Drawing naked men and jetting around the world: Who says you're past it at 92?
By Diana Athill
Last week, I signed up to a new life-drawing class. Nothing amazing about that, you might think - but I am 92, so each new experience is a blessing. Of course, I was the oldest person there, but it was lovely.

Diana Athill, 92, is determined not
to let her age hold her back
I'm telling you this story because on my way to the first class, I took a little tumble. I was hurrying along the pavement and stupidly stubbed my toe and fell down. Within minutes, a young woman driver had stopped to help and gently got me to my feet. Soon, I was on my way again. That evening encapsulated two of the good things about old age.
First, it has been a great bonus to discover new pursuits. Ordinary things have become more valuable because I am old, enjoyed with increasing intensity because of the knowledge that I shan't be able to enjoy them for much longer.
Second, it has been a lovely surprise to receive unexpected kindnesses nearly every day.
People rush to help me with my shopping, for instance, and young people are almost universally sweet and kind.

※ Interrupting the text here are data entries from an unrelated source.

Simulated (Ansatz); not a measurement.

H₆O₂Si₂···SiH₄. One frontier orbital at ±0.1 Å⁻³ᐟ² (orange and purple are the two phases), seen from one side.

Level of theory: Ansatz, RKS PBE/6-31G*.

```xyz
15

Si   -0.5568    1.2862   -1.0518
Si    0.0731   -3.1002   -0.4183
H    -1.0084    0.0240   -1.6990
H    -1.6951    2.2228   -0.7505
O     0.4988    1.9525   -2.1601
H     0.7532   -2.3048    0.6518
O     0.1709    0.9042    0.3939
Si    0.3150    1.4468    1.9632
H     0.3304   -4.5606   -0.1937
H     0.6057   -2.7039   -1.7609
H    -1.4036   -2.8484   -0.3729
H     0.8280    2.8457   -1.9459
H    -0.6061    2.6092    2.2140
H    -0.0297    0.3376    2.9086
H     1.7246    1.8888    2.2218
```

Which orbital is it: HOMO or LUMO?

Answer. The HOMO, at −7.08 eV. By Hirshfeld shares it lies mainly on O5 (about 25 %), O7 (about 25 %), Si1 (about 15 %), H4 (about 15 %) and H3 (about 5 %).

There are too many old people who have a wretched time, and sometimes the British treat their old worse than they treat animals. Certainly, the elderly are too often left to rot, and I wish the Government would devote more money to their care. Silly old Martin Amis didn't help by saying we should introduce euthanasia booths, in which the elderly would be dispatched with a martini and a medal, but we do have to face the problem of an ageing population. This got me thinking: what is it that makes a good old age? Much has been written about being young, but there is not much on record about falling away. So I shall address the subject.
Having a good old age comes down to luck
First, I have to tell you a good old age largely comes down to luck. If you're ill, it's ghastly. And if you have no money, or a mind never sharpened by good education or absorbing work, or a childhood warped by cruel parents, then anything said about old age by a luckier person is likely to be meaningless, or even offensive. But if you keep your wits and health about you, I'm pleased to report that it is OK.
I continued working as a literary editor, publishing some of the most important novelists of the 20th century, until I was 75: one does eventually go off the boil, but you shouldn't take the pan off the hob too early. I could have gone on until I was gaga if I wanted to, but I recognised that you do become a bit less sharp eventually.
After retiring, I began writing. By the time I was 80 I had written one book, and now I have written two more. That has elevated me into the class of old person about whom people say: 'Isn't she wonderful?'
Sometimes it's patronising, but usually it is meant well. One of the lovely things about old age is that you are praised for doing so little. As Alan Bennett wrote in his diary: 'Once you're over 80, you only have to eat a soft-boiled egg and everyone thinks you're marvellous.'
But even if you have your health, attitude is all-important.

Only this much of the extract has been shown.